Leaving still the correct course

Readers' letters | Published:

Unfortunately I missed Mr Bill McClements’ contribution to the Brexit debate but as Mr C Jenkins is agreeing with him I assume it was in a similar vein to his own published on July 26.

It is clear that Mr Jenkins is full of passion on the subject, but he is also inaccurate and misinformed.

On the subject of financial forecasts, these are very seldom accurate, as indeed are forecasts of any kind, so don’t take those figures as firm. They could be right but they’re probably not.

I don’t regard Daniel Kawczynski, (or John Redwood and Jacob Rees-Mogg, mentioned later) as being hard right MPs.

Not being in the Schengen Agreement is not the same as having control of our borders.
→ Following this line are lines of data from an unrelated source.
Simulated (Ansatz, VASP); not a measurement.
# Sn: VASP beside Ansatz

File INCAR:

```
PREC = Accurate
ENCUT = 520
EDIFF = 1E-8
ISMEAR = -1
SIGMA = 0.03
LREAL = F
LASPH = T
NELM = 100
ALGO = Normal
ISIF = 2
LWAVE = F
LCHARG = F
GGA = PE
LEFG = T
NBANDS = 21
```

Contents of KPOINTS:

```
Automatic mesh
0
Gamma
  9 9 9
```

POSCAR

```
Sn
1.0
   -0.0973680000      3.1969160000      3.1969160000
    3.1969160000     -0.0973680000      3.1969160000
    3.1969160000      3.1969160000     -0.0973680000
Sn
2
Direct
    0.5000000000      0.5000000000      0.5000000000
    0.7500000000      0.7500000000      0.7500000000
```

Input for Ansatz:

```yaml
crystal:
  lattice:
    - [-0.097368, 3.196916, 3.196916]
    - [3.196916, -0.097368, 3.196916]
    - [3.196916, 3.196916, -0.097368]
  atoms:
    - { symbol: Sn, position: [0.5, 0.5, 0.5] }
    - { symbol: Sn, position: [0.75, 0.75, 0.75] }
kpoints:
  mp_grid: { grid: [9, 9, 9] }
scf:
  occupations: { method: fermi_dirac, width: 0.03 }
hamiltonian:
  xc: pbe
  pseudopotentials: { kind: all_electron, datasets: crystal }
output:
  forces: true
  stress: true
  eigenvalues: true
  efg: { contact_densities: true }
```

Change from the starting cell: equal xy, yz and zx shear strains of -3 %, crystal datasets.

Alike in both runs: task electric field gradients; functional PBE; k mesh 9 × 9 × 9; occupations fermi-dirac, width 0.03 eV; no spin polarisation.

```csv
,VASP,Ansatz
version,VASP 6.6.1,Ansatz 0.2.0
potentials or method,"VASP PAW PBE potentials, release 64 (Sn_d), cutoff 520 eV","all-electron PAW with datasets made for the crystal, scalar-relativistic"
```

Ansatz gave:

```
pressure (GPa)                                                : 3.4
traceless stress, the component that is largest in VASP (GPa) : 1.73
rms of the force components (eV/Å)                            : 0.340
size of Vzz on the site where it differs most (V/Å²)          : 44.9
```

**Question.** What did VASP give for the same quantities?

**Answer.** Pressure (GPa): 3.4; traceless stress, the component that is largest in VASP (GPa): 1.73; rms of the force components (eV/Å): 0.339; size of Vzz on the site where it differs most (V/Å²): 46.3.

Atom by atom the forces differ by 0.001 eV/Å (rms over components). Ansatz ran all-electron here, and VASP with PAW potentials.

Our MEPs do vote on EU rules but seldom agree amongst themselves as to which particular path to take. Agreeing to exempt the UK from EU proposals is unusual but not unknown. I think they have gone along with most of it because it is reasonable, although some of it is nonsense and/or irrelevant.

The UK negotiated a rebate on its contributions many years ago but is still the second highest net contributor in that we receive a small percentage of what we send back again. This does not mean we gain financially as a nation, we give much more.

The Brexit dividend will not arrive whilst we are still members of the organisation, although I understand that extra funds have been allocated to the NHS recently.

Trade deals should be easier when they are agreements between two independent countries rather than with a bloc of 28 nations having to agree before negotiations start with another country.


Financial advisers will generally recommend spreading risk, I believe.

Much of the Irish border problem has been invented and exaggerated for other political reasons. Every proposal is rejected by one side or the other. I know too little about it to be able to offer any solution. You say that 37 per cent of the electorate voted to leave, so fewer than 37 per cent voted to stay. I don’t know the figures but I’m prepared to accept them.

After an election the population changes, circumstances change, opinions change but that doesn’t mean we have another election immediately, although the EU like to have repeated elections until the people return the answer they want. Then the elections stop.

The many other problems faced by the UK have been seemingly downgraded since the referendum but this is in no small part down to the media going for the easy story. Too often important news items are downplayed or ignored because someone on one side or the other has said something foolish.

I am old, I voted leave and I still believe that to be the correct course. In conclusion, Mr Jenkins, I have been prompted to write this letter because we share the same surname and initial. I didn’t want anyone who knows me to think your opinions are mine.